# Run the cell below

To run a code cell (i.e.; execute the python code inside a Jupyter notebook) you can click the play button on the ribbon underneath the name of the notebook. Before you begin click the play button to run the code cell below.

In [None]:
# Initialize Otter
import otter
grader = otter.Notebook("assignment08.ipynb")

# Assignment 08

Welcome to Assignment 08!  Throughout the course you will complete assignments like this one. You can't learn technical subjects without hands-on practice, so these assignments are an important part of the course.
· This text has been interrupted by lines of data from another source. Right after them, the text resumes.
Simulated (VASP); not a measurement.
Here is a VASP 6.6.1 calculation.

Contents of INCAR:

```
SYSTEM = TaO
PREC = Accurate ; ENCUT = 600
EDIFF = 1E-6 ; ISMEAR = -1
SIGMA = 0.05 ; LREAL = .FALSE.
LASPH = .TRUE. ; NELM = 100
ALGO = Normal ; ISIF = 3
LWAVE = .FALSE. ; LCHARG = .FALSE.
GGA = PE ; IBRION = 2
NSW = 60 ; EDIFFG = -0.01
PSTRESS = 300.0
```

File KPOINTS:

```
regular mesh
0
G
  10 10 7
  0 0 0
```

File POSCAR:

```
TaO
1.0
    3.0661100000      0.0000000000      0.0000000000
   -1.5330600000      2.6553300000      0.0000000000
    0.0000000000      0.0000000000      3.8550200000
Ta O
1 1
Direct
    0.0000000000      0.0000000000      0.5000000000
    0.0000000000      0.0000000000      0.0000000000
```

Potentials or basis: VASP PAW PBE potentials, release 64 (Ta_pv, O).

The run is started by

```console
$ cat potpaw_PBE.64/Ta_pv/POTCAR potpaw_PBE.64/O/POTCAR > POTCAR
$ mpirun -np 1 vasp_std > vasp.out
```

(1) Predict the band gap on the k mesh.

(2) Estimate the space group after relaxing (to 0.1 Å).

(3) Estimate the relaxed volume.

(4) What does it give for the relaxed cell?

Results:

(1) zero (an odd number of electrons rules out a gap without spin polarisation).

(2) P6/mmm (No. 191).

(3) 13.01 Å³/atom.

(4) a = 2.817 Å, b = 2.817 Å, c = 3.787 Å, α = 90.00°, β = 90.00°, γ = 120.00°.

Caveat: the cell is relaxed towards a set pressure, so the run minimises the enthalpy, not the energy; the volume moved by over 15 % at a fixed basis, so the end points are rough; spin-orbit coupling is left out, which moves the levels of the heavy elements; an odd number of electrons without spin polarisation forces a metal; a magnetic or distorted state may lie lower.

Collaborating on labs is more than okay -- it's encouraged! You should rarely remain stuck for more than a few minutes on a question, so ask a post to the discussion board or ask your instructor for help. Explaining things is beneficial, too -- the best way to solidify your knowledge of a subject is to explain it. You should **not** just copy/paste someone else's code, but rather work together to gain understanding of the task you need to complete. 

To receive credit for this assignment, answer all questions correctly and submit before the deadline.

**Due Date:** Wednesday, July 13, 2022 @ 11:59 pm

**Collaboration Policy:** Data science is a collaborative activity. While you may talk with others about the labs, we ask that you **write your solutions individually**. If you do discuss the assignments with others **please include their names below** (it's a good way to learn your classmates' names).

**Collaborators:** 

List collaborators here.

## Today's Assignment

In today's assignment, you'll learn how to:

- work with arrays.

- manipulate strings.

- write user-defined functions.

- perform table operations.

Let's get started! Run the cell below.

In [None]:
from datascience import *
import numpy as np
import math

## Arrays 

### Temperature Readings

NOAA (the US National Oceanic and Atmospheric Administration) operates weather stations that measure surface temperatures at different sites around the United States.  The hourly readings are [publicly available](http://www.ncdc.noaa.gov/qclcd/QCLCD?prior=N).

Suppose we download all the hourly data from the Oakland, California site for the month of December 2015.  To analyze the data, we want to know when each reading was taken, but we find that the data don't include the timestamps of the readings (the time at which each one was taken).

However, we know the first reading was taken at the first instant of December 2015 (midnight on December 1st) and each subsequent reading was taken exactly 1 hour after the last. 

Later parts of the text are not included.